UK home-buyer demand inches up as mortgage rates fall: Zoopla

A construction worker stands on a scaffold platform on a new housing development under construction in Knutsford, Britain

By David Milliken

LONDON (Reuters) - More Britons made enquiries with estate agents about potential house purchases over the past four weeks as mortgage rates started to fall, breaking a downward trend which has been in place since April, property website Zoopla said on Thursday.

Zoopla said the volume of viewing enquiries made for specific properties advertised by estate agents on its website had risen by 12% over the past four weeks, although it was still a third lower than a year earlier.

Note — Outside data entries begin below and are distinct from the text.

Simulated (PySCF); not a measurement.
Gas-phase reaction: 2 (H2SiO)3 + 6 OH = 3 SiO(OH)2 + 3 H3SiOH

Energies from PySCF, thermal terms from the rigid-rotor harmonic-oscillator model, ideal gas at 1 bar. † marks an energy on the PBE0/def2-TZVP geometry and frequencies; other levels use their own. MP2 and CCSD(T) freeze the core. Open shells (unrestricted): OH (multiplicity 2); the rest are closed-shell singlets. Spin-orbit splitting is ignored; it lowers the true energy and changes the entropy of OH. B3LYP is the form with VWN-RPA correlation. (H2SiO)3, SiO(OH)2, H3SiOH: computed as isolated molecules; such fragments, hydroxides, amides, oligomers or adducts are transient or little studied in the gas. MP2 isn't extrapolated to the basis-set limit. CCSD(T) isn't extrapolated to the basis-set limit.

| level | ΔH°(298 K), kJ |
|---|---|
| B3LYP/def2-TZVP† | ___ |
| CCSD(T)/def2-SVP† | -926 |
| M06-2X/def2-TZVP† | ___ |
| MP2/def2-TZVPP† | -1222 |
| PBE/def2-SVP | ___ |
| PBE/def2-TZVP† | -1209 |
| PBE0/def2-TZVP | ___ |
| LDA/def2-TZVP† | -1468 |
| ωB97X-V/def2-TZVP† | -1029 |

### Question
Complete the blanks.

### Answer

"Better news on inflation and the end of base rate increases has provided scope for lenders to start reducing mortgage rates which has supported a modest uptick in demand for homes," Zoopla's executive director, Richard Donnell, said.

Seasonal effects also aided the rise, Zoopla said.

Weekly mortgage data collated by property website Rightmove showed the average interest rate for a mortgage with a two-year fixed rate fell from an average of 6.41% in August to 6.07% this week.

This still represents a sharp increase from 4.60% a year ago, when mortgage rates had already begun to climb after bond markets baulked at the then-Prime Minister Liz Truss' budget plans as well as BoE tightening.

Last week the BoE surprised many investors when it kept its interest rate on hold at 5.25%, following official data which showed an unexpected fall in consumer price inflation in August.

Other housing market measures have shown a continued squeeze on property sales and prices.

The Royal Institution of Chartered Surveyors said its gauge of new buyer inquiries fell in August to its lowest since October 2022, when there was intense bond market turmoil after Truss's budget plans.

Mortgage lender Halifax said house prices in August were 4.6% lower than a year earlier, the sharpest drop in 14 years.